How do numpy's in-place operations (e.g. `+=`) work?

Solution 1:

The first thing you need to realise is that a += x doesn't map exactly to a.__iadd__(x), instead it maps to a = a.__iadd__(x). Notice that the documentation specifically says that in-place operators return their result, and this doesn't have to be self (although in practice, it usually is). This means a[i] += x trivially maps to:

a.__setitem__(i, a.__getitem__(i).__iadd__(x))

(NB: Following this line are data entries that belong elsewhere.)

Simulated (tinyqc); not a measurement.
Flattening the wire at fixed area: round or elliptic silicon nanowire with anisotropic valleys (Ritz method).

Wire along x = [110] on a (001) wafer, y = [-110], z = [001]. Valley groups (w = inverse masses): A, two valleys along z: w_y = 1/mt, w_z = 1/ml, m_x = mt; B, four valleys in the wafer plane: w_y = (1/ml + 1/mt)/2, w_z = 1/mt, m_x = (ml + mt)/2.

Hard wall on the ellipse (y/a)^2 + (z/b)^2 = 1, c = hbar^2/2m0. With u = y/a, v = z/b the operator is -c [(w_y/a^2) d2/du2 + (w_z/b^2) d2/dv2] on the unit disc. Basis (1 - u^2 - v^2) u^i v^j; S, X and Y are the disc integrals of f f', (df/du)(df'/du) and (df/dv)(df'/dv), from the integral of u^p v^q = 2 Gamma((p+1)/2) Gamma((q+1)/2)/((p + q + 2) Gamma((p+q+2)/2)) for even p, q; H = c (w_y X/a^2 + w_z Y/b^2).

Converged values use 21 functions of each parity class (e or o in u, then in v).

So, the addition technically happens in-place, but only on a temporary object. There is still potentially one less temporary object created than if it called __add__, though.

Solution 2:

Actually that has nothing to do with numpy. There is no "set/getitem in-place" in python, these things are equivalent to a[indices] = a[indices] + x. Knowing that, it becomes pretty obvious what is going on. (EDIT: As lvc writes, actually the right hand side is in place, so that it is a[indices] = (a[indices] += x) if that was legal syntax, that has largly the same effect though)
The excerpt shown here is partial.